Lack of understanding. Even comparing 65W to 1000W should had ring some bells, but.

> but these numbers are probably more realistic

Almost, depends on the load (hardware) and load (software), as someone who manages a fleet of 720/730/630, a standby server eats around 150W and under the load up to 300-350W, depending on the package.

> Using a Kill-A-Watt meter

You can use built-in measuring in iDRAC.

evanreichard|2 years ago

Another data point - I'm running about 500w for my small rack. NAS (20 x 3.5HDD), ICX6610 (3 PoE APs), 2 x R630, and some small devices.

According to iDRAC, my R630's are drawing almost exactly 100w/each. Each with about 75 pods (k8s nodes).

justinclift|2 years ago

> You can use built-in measuring in iDRAC.
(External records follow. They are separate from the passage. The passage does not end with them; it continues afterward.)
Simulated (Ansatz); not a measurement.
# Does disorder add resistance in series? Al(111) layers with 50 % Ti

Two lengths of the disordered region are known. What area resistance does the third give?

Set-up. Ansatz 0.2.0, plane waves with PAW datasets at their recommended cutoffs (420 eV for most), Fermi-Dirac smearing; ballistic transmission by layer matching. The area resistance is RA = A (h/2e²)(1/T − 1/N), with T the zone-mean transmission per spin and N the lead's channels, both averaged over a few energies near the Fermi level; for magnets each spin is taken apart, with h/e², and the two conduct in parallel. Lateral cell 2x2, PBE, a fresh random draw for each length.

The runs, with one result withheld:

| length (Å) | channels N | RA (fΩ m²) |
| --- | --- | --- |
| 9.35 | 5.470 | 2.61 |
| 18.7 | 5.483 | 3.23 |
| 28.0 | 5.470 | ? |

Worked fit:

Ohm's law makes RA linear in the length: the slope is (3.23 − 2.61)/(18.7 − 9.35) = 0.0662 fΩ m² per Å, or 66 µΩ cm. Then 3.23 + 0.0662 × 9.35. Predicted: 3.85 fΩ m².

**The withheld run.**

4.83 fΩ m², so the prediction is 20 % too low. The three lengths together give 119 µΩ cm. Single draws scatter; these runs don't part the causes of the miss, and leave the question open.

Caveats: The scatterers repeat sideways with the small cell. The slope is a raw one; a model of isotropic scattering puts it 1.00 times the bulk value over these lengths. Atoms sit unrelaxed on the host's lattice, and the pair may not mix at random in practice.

Does anyone know if ~modern HP iLO can show power usage too?

Looking through my Gen8 HP Microservers just now, I'm not seeing power usage info. :(

"Power Information" is just showing the state of the power supplies (aka "OK", "Good, In Use") and not much else.

nabilt|2 years ago

Thanks, good to know. I may need to request a 3A 1U in that case.

I didn't know iDRAC could measure real time power usage. Pretty amazing.